Hi, I don't know if this has been discussed already, or is considered in scope, but I was just thinking about whether you could have a way for a third party to publish "annotations" to glue schema objects. The specific thing I was considering was the EGEE "freedom of choice" tool, which currently edits the published data by removing AcessControlBaseRule attributes for CEs which are failing defined tests. That works, but it isn't entirely satisfactory in that it isn't transparent, you can't tell that the published data has been modified or who did it (or indeed why). On the face of it it would be better to do this kind of thing explicitly, so you could see where the modifications were coming from and choose whether to use them or not. Another thing that occurs to me on similar lines is the downtime information. I see that this is now embedded in the Endpoints, but for EGEE that wouldn't be usable because our downtime information is in a central database (GOC DB), so if we wanted to publish it it would again need to be done by modifying/annotating published information from a different place. This could maybe also feed into our CESEBind discussion, e.g. rather than the CE and SE publishing disconnected pieces of information the CE could in effect add/modify things published by the SE, i.e. we could separate the schema structure from the question of who publishes it. What do people think? Maybe it's too complicated to fit in at this stage, but it might be worth a bit of thought - at the abstract schema level it wouldn't necessarily mean huge changes. Just thinking about it quickly I suspect the problems would come at the implementation level, e.g. in LDAP the annotations would still be in a different part of the tree so it would take some extra effort in queries to find them. Stephen

Hi Stephen, I don't think "dCache" has a strong opinion on this. I'm not sure I do, either, but my initial thoughts are that annotations are not the right solution here as they don't fit in with how the rest of GLUE is structured. More comments interleaved below: On Monday 07 April 2008 14:32:20 Burke, S (Stephen) wrote: [...]

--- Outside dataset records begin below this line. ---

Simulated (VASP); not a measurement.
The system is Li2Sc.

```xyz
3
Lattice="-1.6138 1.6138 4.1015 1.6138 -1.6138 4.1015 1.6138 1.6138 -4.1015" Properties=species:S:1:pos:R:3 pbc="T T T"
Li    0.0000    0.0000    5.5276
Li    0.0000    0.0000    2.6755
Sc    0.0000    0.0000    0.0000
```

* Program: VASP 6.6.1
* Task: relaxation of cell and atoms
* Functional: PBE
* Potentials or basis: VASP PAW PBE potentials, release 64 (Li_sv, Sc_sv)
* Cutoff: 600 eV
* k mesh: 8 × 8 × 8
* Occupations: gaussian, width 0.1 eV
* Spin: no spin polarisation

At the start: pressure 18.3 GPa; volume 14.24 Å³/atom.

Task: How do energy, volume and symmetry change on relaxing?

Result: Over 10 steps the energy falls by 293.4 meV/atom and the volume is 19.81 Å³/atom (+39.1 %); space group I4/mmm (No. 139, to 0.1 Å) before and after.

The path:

The specific thing I was considering was the EGEE "freedom of choice" tool, which currently edits the published data by removing AcessControlBaseRule attributes for CEs which are failing defined tests. [...]
Yes, removing information definitely sounds like a hack. Personally, I'd say the correct approach is that, should ATLAS wish to publish information (I didn't realise FoC was published into GLUE like this), it should do so as well-defined objects rather than as annotations to existing objects. The AccessControlBaseRule is set by a site, say that they believe that they support a UserDomain (ATLAS, for example). The site is authoritative in that statement, no-one should create or alter that information. If the UserDomain (e.g., ATLAS) wants to record that a service is broken for them, that should be recorded elsewhere---somewhere where the UserDomain is authoritative. Alternatively, the UserDomain could publish the services it has checked as working (e.g., within EGEE, via SAM). For example, there could be a ServiceBroken (or similarly named) object that records that some UserDomain (e.g. ATLAS) found the service unusable. Alternatively, the UserDomain could publish a CertifiedSane object that links a UserDomain (ATLAS, ops (for SAM tests), etc.) to a Service. In effect, publishing this object saying the service "works for me". CertifiedSane objects assumes a default-broken model (a service must prove itself) whereas a ServiceBroken object assumes a default-working model. One would hope that publishing ServiceBroken objects would take less storage. Clients can choose to ignore these ServiceBroken / CertifiedSane objects; e.g., the ATLAS testing framework could ignore it whilst normal ATLAS jobs look for it.
Another thing that occurs to me on similar lines is the downtime information. I see that this is now embedded in the Endpoints, but for EGEE that wouldn't be usable because our downtime information is in a central database (GOC DB), so if we wanted to publish it it would again need to be done by modifying/annotating published information from a different place.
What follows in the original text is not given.